Melanin Pride celebrates Black queer folks, continues growing

by Sophia Lee

Since 2017, Desi Carr has been the sole organizer of Melanin Pride – a multi-day social event that celebrates the Black queer community. The event started with Black queer folks wanting to play kickball together, but slowly grew into something much bigger. The 2021 festival was five days long, in celebration of the event’s five year anniversary. This summer marked year six, and people simply could not get enough.

This year’s Melanin Pride was sponsored by organizations such as Queer Kentucky, Pride Games Events, and Louisville Pride Foundation. It was held over the course of four days, and included various activities for both adults and children looking to express their identities in a safe space.

Desi Carr

The first night was themed “50 Shades of Melanin.” It consisted of a “lust and mingle” – a singles mixer hosted by Goodloes Bar & Grill in the Portland neighborhood. The mixer included various djs, food, drinks, games, and local Black entertainers. One of the featured performers was Midnight Mirage, a dance group known for promoting body positivity.
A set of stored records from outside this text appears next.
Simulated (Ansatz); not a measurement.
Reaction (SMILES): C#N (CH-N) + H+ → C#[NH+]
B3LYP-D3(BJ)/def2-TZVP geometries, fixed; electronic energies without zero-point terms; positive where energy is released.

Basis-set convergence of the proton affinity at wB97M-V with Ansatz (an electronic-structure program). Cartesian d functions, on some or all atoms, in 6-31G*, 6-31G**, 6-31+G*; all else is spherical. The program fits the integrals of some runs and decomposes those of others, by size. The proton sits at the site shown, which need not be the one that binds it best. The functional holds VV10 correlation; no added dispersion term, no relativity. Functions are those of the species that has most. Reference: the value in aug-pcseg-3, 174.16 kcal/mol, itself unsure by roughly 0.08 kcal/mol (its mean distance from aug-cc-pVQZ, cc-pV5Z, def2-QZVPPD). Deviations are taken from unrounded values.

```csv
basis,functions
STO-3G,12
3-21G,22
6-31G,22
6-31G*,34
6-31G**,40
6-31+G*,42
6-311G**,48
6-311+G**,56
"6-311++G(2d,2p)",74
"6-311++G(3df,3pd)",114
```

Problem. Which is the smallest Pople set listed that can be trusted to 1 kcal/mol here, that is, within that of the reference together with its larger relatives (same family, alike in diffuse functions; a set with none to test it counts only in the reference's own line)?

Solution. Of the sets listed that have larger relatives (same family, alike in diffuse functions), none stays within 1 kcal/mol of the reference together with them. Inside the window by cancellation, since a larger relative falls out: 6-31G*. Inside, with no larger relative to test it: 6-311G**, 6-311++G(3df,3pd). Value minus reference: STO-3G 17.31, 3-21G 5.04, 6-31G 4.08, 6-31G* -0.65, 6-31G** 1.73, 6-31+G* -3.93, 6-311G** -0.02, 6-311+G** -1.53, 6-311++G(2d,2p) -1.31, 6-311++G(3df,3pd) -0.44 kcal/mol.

Night two was an open mic, which also took place at Goodloes. One of the main entertainers was Goldie Wilson, of Tuesday Talks w/Goldie, a podcast about dating, sex, children, finances, and more. According to Carr, “Friday was pretty dope honestly. There was several singers, rappers, some people came and did poetry. We had Goldie there. It was awesome.” 

Day three, themed “Day Party,” took off with hookah, food, drinks, and entertainment from Chris Malone of Malone Step-n-Dance Company. The nighttime portion of the event featured exotic dancers and brought on a lot of twerking. 

Day four started at the Waterfront, with an open discussion of Black queer mental health issues. Carr stated that she felt honored to be able to provide a space for Black folks to speak openly and safely about a topic that is seen as taboo by many Black communities. The day ended with dinner and games at Goodloes, where folks gathered with their families and friends to celebrate the successful event that had brought so much joy to the Black queer community.

Carr has been the primary organizer for Melanin Pride since it started, and she primarily pays for everything herself. This isn’t about the money for her.

“I just want to see everyone enjoy themselves and provide a safe space for everyone,” she said. “When I started this with just a small group of people playing kickball, I had no idea it would grow to be what it is but I’m just so happy and thankful for all that it has been for me and people here so far.”

She added that she works three jobs currently, and barely has a moment to stop and breathe, but Carr always makes time to organize, and she has a 10 year plan in place for Melanin Pride. After she hits the 10 year mark, she would like to pass the torch onto another Black queer individual who cares about the community as much as she does.

Despite her “do it yourself” mentality, Carr has accepted help from supporters through the years, and is always open to sponsors and donations from anyone who would like to support Black queer spaces within the community.

“If we wanna support each other and build community, we all have to work together around this stuff,” she said. “Everyone’s so focused on the money that can come from this type of organization. I just wanna create a safe space for Black LGBTQ people.”